Yesterday, Yahoo's Charles Robinson reported that suspended Auburn point guard Varez Ward was under federal investigation for alleged point-shaving. Robinson mentioned two games that the feds were looking into—a 56-53 loss to Arkansas on Jan. 25 and a 68-50 loss to Alabama on Feb. 7. In the Jan. 25 game, Ward got injured 19 seconds after entering the game, leaving Auburn only one reserve point guard. In the Feb. 7 game, he shot atrociously and turned the ball over six times in 17 minutes. Does that mean he was point-shaving? Impossible to say. But RJ Bell at Pregame.com has added some interesting analysis to the mix.
Bell looked at the percentage of bets made on each team in both games and the movement of the odds in both games, which is where things got interesting:
Arkansas started as a 10.5-point favorite over Auburn, and closed as a 9.5-point favorite (implying lopsided action ON Auburn).
Alabama started as a 5-point favorite over Auburn, and closed as a 5-point favorite (implying even action).
Conclusion: Neither game had lopsided action against Auburn – and one game had exactly the opposite (i.e., lopsided action ON Auburn)
Second tendency of corrupt games . . .
2) The team paid to lose actually loses the game against the Vegas spread.

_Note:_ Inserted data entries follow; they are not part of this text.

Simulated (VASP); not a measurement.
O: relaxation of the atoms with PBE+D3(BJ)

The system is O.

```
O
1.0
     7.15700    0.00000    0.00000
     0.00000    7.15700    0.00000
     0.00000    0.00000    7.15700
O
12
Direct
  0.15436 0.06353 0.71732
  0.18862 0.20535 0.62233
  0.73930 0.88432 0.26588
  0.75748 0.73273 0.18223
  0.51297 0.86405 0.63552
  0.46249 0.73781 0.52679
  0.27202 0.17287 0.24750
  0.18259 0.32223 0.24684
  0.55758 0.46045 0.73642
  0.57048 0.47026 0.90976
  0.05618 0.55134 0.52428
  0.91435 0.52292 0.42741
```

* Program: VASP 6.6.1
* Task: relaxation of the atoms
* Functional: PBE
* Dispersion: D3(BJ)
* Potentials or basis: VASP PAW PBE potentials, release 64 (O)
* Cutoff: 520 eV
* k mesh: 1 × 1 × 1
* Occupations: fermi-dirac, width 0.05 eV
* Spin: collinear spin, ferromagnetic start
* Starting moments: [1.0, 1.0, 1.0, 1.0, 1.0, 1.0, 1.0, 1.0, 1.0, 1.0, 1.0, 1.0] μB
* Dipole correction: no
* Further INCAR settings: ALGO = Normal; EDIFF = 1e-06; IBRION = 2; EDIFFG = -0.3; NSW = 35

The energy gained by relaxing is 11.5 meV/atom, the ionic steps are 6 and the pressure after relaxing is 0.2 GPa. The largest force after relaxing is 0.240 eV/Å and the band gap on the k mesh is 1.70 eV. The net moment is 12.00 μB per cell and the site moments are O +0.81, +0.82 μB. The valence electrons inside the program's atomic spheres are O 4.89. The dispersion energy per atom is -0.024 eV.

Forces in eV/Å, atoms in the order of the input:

Betting against Auburn (and on Arkansas) LOST vs. the Vegas spread.
Betting against Auburn (and on Alabama) WON vs. the Vegas spread.
Conclusion: 1-1 record would have resulted in any point-shavers LOSING money overall (after accounting for sportsbook commissions)
That conclusion, of course, doesn't meant there's no scandal. All Bell is saying is that "Las Vegas data on the two specific games named in the Auburn investigation is inconsistent with point-shaving." Ward may have tried to recruit some of his teammates into the alleged scheme, according to Yahoo. He might not have succeeded. And he might not have succeeded in point shaving. In fact, he might not have done anything but play like crap.